Don’t Chance It with IRA Beneficiary Designations
When clients open an IRA, they’re usually thinking about how much they’re going to save for retirement—not who will receive their money when they die. But designating a beneficiary for their IRA is definitely something they should think about—however unpleasant. And while a financial organization is not required to have IRA owners designate a beneficiary, not doing so could lead to problems for the organization later, not to mention financial liability.
Overcome the Initial Challenges
Getting IRA owners to designate a beneficiary can be challenging. They might not understand the importance. Financial organizations should take the time to explain what happens if an IRA owner fails to do so. Organizations should also disclose the default beneficiary for the IRA (i.e., usually the IRA owner’s spouse or estate). Knowing the default beneficiary may affect how an IRA owner completes a beneficiary designation form, especially if the default beneficiary is not the same individual or entity that the IRA owner would have designated on her own.
The beneficiary designation form itself can have its own challenges. The form’s format (i.e., paper or electronic) may affect the quality of information received. An IRA owner is more likely to properly complete a form that is straightforward and has clear instructions. Because paper beneficiary designation forms run the potential risk of being misplaced or destroyed, many organizations are moving to electronic or online designations. This may solve the problem of misplaced forms, but can also present retention challenges if systems are upgraded or changed. On the other hand, electronic forms generally result in fewer errors. For example, using electronic forms can help ensure the correct percentage is allocated to each beneficiary.
Create a Review Process
The chances of a dispute increase when an IRA owner does not complete a beneficiary designation form. To avoid this, a proper form review process should be in place at the time the financial organization receives the beneficiary designation. This will help ensure that the form is complete and in good order.
Every designation form should specify the beneficiary’s name, address, birth date, and Social Security number, and clearly indicate the percentage of IRA assets that should go to each beneficiary. The following questions should be answered during the review process.
- Does the beneficiary designation clearly identify the beneficiary and is it understandable?
- Do all primary and contingent beneficiary designations add up to 100 percent at each level?
- Is it clear who the primary and contingent beneficiaries are?
- If the designation is unclear, does the organization have authority to reject it? Does exercising that authority put the organization in a fiduciary role?

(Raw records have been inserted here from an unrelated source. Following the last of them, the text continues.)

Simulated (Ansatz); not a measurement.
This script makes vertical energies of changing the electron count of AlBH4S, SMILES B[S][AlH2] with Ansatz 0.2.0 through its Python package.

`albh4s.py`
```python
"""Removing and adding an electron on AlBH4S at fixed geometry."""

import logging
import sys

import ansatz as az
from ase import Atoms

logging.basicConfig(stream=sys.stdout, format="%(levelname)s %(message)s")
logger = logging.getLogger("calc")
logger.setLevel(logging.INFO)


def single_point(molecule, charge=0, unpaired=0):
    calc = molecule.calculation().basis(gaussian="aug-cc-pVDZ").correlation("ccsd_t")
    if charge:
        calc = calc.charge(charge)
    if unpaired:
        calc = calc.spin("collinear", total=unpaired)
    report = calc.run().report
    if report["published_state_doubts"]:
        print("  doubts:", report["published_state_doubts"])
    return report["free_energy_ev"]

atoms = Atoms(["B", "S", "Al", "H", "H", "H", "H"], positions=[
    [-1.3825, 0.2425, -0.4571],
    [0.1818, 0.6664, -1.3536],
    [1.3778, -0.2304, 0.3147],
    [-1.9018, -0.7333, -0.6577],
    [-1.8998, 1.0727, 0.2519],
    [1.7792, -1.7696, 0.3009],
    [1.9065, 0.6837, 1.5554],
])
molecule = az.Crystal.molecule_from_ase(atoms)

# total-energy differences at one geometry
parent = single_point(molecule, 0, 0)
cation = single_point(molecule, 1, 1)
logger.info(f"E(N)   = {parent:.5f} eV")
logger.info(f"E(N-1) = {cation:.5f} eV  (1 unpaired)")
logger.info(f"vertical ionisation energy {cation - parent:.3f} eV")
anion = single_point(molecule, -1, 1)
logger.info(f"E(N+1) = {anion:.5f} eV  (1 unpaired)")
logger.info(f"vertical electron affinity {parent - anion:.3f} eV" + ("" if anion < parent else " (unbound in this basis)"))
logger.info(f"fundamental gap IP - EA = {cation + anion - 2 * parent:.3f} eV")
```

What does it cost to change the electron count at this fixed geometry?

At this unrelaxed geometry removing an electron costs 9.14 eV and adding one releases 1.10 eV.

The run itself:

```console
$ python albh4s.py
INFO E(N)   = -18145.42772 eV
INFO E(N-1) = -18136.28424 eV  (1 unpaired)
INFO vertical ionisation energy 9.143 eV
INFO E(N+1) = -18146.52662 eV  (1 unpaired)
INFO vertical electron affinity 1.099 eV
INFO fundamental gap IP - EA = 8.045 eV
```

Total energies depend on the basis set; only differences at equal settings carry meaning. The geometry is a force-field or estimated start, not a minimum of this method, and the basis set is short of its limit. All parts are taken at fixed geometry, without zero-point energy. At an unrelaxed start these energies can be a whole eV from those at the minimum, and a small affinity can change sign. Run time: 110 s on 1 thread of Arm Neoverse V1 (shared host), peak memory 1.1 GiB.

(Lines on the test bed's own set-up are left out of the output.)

If the beneficiary designation form is not clear or is missing information, the organization should have procedures in place as to how to obtain or clarify the information.
Keep Designations Up to Date
Making sure beneficiary designation forms are up-to-date can prevent future headaches for financial organizations. Because of the form’s potentially long shelf life, circumstances may change between the time the IRA owner originally completed the form and when he passes away. In addition, the longer designation forms are retained without being reviewed, the greater the risk of a form being lost or misplaced—especially if the financial organization is involved in a merger or acquisition.
Many financial organizations send out beneficiary update reminders on a regular basis—perhaps annually or once every five years. The value of this practice is clear: it reminds account owners to check that their designations truly represent their current wishes. In addition, it gives financial organizations some assurance that account information is up-to-date.
Be Aware of Adverse Consequences
Financial organizations are responsible for maintaining the IRA assets for the IRA owner, and once the IRA owner dies, for the IRA owner’s beneficiaries. Not having a valid beneficiary designation on file can be problematic in many ways.
The lack of an IRA beneficiary designation may cause hours of extra work for financial organizations. It may take several days or even weeks to determine whether a beneficiary designation exists but is missing, or whether the IRA owner simply failed to name a beneficiary.
Organizations that mistakenly disburse IRA assets to the wrong person or entity may be held liable for paying the correct amount to the right beneficiary. This may happen if the individual who incorrectly received the assets refuses to give the money back and the rightful beneficiary demands what he or she is legally entitled to.
Unfortunately, what seems like a simple beneficiary issue can quickly escalate into a full-blown lawsuit. Having a legally valid beneficiary designation on file can protect financial organizations from years of litigation and costly legal fees.
Prevent Future Issues
Naming a beneficiary is often as simple as filling out a few lines on the account application page. Financial organizations that take time to talk about beneficiary designations when an IRA is opened—and keep them up to date throughout the life of the IRA—may save themselves hours of work—and thousands of dollars—down the road.